People keep asking me how the 2011 Birkie went. And maybe by seeing how long it took me to write-up a final race report will tell you how it actually went. After a week and half of being asked how it went, I have found myself answer with “well, it came…and….it went.”
I have done a total of 16 Birkies/Kortes. I have skied the Birkie in 52° with women wearing just their bras and I have skied it with six inches of fresh snow covering the course. I have also skied it when there has been nothing but ice and one year I didn’t ski it because it was flat-out cancelled.
But I will tell you this…I have never skied it when it has been so cold at the start. Don’t get me wrong – most Birkies start out cold but end up with some sweet temps at the end. The 2011 Birkie…not so much.
I got out of the car at McNaught road to ski in for my warm-up. The outside temp in the car read -12°. Alright, I thought, I don’t mind the cold and I’m sure once I get skiing I will be just fine. I skied in on a hard, fresh groomed Birkie trail and thought to myself, “see, I’m already toasty.”
That didn’t last long. I had to strip down to my race outfit 15 minutes prior to my start so that I could get into the start gate and ready. That is when everything went south. By the time the gun went off I was frozen to my core and I couldn’t feel my toes. I wasn’t too worried because I figured I would be sweating by the time I got to the other end of the power lines.
Well, the power lines came and went and I was till cold. I actually felt like I was shivering while I was skiing. I was never worried about being cold but I was worried with how I was feeling. I wanted to ski the first half conservatively so that I had something left in the tank when I came out of OO.

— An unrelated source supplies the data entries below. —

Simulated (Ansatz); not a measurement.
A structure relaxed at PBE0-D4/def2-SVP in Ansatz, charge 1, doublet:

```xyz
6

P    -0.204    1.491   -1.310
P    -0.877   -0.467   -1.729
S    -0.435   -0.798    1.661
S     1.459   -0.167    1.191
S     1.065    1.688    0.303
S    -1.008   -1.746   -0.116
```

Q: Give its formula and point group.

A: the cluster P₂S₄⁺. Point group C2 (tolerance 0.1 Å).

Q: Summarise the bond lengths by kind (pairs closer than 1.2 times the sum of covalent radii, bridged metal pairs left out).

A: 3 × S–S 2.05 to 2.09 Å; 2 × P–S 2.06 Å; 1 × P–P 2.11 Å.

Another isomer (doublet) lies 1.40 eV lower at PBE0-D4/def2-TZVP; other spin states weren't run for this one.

It is amazing how at one k you can feel good and feel strong but by the very next K you are worried, hurting, and wondering how you are going to finish the race. That is how I felt throughout the whole thing. This hill I felt good, that hell sucked, this section I feel strong, that section kick my butt. It was an up and down roller coaster Birkie (pun intended).
I hit OO and exchanged my frozen water bottle with a warmer one from Nikole and I told her that I couldn’t get warm. She said don’t worry, no one can. Well that made me feel somewhat better. I typically enjoy the OO to Mosquito Brook section. Its rollings hills and I find that I can get into a pretty easy pace. Not this year. I had fast skis and that was about it. I would catch and pass people on the down hills only to have them pass me and then ski away from me on the flats.
After Mosquito Brook I took my time climbing the hills and I made sure I took care of myself so that I had something left on the lake. The lake came and I managed to pass one skier. Ya hooo. By the time I hit main street I had absolutely nothing in the tank. In fact I could barely glide out on one ski I was so tired and I think I double polled it the last 50 meters.
I crossed the line with another sub 3hr race…barely. My brother summed up my Birkie the best…”you looked like shit at the finish but I’m proud of you.” It truly was my hardest Birkie yet and I’ve never been so glad to see the finish line.
You get what you put into your training. This years Birkie resembled what I put in. I skied quite a bit but I also rode quite a bit. And when I was skiing I was thinking about biking. Chalk this Birkie up as base training for this years bike season.
It was fun. It was great to be with family and friends. It was hard yet filled with the same amount of emotion and sensation that the Birkie always brings. But, it was the Birkie that came and went.